For Nimble, Sandra painted on Tyvek, a building wrap material (left). Wence used indigo, pomegranate, and aniline dyes (right). Photos by Wence Martinez.

“He’s not weaving every brushstroke, but interpreting through his own lens and invigorating the woven work with his own tonalities.”
    —Sandra Martinez

Meanwhile, inspired by the Haitian cut-out metal work at the Milwaukee Art Museum, and having been an “obsessive potter” from age 14, Sandra, whose heritage is German and Dutch, found her artistic wellspring in college when a mentor at the University of Wisconsin–Green Bay encouraged her stream-of-consciousness drawings. “I was attracted to all Indigenous forms of drawing, to the realization that all humans have this connection and need to create,” she explains. “I was never interested in the outside world or representational work, partly because I come from craft, from an engagement with clay.”
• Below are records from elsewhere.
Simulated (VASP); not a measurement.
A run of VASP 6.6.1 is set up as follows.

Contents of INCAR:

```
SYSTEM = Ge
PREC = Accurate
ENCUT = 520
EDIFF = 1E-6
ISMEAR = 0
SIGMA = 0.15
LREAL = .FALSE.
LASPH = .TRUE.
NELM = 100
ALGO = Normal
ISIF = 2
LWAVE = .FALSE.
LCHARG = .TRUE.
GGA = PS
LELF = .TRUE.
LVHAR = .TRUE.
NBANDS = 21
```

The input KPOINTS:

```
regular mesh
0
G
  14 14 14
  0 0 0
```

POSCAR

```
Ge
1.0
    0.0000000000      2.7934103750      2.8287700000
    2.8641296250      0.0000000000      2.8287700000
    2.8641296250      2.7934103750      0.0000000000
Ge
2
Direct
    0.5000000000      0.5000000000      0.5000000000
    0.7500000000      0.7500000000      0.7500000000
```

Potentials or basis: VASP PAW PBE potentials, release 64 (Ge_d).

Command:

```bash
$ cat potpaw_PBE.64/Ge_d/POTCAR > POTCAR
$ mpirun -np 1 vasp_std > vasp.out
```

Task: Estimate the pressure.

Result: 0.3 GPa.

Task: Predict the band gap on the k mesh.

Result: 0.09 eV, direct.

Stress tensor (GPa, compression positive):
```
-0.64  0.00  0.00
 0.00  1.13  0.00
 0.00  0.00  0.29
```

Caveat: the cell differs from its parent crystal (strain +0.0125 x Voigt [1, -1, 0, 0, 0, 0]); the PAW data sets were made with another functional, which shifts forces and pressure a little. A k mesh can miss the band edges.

Sandra describes her drawing process as “creating a visual journal that’s meditative” for her. She draws on old books or breaks down their pages for collage details, in a process that offers “a release from precious materials and equipment and a release from the expected paths of making things,” she says. “The resulting objects straddle the humble and precious.” Her signature glyphs and symbols are “simple, abstracted figures that point to our kinship as humans,” she adds. Some also reference animals, plants, and shelter.

artist in apron at work with a brush on a paintin on paperpencils in trays next to drawings on book pages

TOP: Sandra with her sumi brush, used for fine detail and expressive strokes. BOTTOM: Her wide array of colored pencils. Photos by Brendan Ryan.

Many of her symbols appear as two halves of a whole. “I like recognizing a shadow side,” she says, “which references the mystery of the world.” Similarly, their collaborative process is an integration of two artistic sensibilities confident in their skill, awareness, and instincts, and grounded in the sense of freedom and trust they share.

Collaborative Kinship

Sandra is prolific: much of her artwork never becomes a weaving. She creates her art on such quotidian materials as butcher paper, book pages, even Tyvek. She relishes recycling scraps lying around the studio from older works on paper and vellum calligraphy documents; each imparts different textural elements to her process.

After making hundreds of drawings, she selects several to create as paintings, anticipating some will be transformed again when “Wence wanders in and we talk about which one could become a weaving,” she says. After making the cartoon (a full-scale preparatory drawing) and adjusting composition, scale, color, and detail, the couple sorts through Wence’s wool, which he’s hand-dyed using materials such as indigo, cochineal, lichen, and pomegranate skin.

dismantled antique book with painting of a symbol over the topmost page

Sandra took “great pleasure in cutting up” this 1877 book of missionary writings, whose author was involved in Native American conversions. Photo by Sandra Martinez.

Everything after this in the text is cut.